Enigmatic Code

Programming Enigma Puzzles

Tantalizer 413: Sports day

From New Scientist #963, 21st August 1975 [link]

There were three events after tea and the headmaster appointed Mr Prendergast as bookmaker. After some thought, Prendy produced quite a pretty plan. For a £1 stake you specified the three winners in the order of events (javelin, long jump, hurdles). If you were wholly right, you collected £10. If you got two events right you collected £4. If you were right about the javelin only, you collected £2. Otherwise you lost.

But Prendy had reckoned without Captain Grimes and Dr Fagan (the headmaster), who nobbled all entrants except Clutterbuck, Oglivie and Tangent. Grimes then staked £6 on bets of: CTT; TCC; OTT; COC; OTO; CCO. He made a profit of £4.

The headmaster also staked £6 and naturally did a little better, with a profit of £6 from his bets of: CCT; TOT; OTC; TOC; CTO; OCO.
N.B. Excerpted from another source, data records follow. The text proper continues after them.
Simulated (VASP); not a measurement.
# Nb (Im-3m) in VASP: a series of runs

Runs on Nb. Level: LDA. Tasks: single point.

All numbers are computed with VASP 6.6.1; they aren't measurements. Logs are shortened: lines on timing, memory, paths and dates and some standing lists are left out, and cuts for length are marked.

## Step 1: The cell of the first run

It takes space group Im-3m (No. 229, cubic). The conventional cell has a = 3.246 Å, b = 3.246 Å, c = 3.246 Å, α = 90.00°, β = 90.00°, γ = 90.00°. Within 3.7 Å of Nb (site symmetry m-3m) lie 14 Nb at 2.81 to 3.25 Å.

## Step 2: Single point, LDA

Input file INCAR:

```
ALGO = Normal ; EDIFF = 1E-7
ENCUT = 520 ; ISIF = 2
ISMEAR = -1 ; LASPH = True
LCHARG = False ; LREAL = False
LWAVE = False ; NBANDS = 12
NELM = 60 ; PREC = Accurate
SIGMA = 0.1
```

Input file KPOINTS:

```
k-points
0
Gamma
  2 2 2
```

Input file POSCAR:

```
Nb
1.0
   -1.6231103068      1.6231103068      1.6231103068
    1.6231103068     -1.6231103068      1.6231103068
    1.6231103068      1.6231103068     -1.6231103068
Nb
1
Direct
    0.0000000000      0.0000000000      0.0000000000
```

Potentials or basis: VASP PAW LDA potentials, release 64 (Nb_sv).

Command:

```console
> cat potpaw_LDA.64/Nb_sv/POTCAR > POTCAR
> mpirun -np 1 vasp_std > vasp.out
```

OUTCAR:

Which boy won each of the events?

Corrections (applied to the text above) were published along with Tantalizer 414 and Tantalizer 416.

This issue of New Scientist also contains an article about a computer program for solving Tantalizer puzzles using natural language [link].


One response to “Tantalizer 413: Sports day

  1. Jim Randell 22 January 2020 at 12:30 pm

    In spite of the multiple corrections to the puzzle text the final puzzle has 2 solutions.

    This Python program examines all possible outcomes in 104ms.

    Run: [ @repl.it ]

    from enigma import subsets, join, printf
    # winings for a bet <b> with result <r>
    def winnings(b, r):
      # which events were correct?
      s = list(i for (i, (x, y)) in enumerate(zip(b, r)) if x == y)
      # all 3 correct = win 10
      if len(s) == 3: return 10
      # 2 correct = win 4
      if len(s) == 2: return 4
      # just the first event correct = win 2
      if 0 in s: return 2
      # otherwise: win = 0
      return 0
    # bets for G and F
    G = [ 'CTT', 'TCC', 'OTT', 'COC', 'OTO', 'CCO' ]
    F = [ 'CCT', 'TOT', 'OTC', 'TOC', 'CTO', 'OCO' ]
    # consider possible results
    for r in subsets('COT', size=3, select="M"):
      # profits for G and F
      (g, f) = (sum(winnings(b, r) for b in X) - len(X) for X in (G, F))
      # G has a profit of 4, F has a profit of 6
      if not(g == 4 and f == 6): continue
      printf("result = {r}", r=join(r, sep=", "))

    Solution: There are two solutions: C, C, T and O, C, O.

    The published answer was the first of these.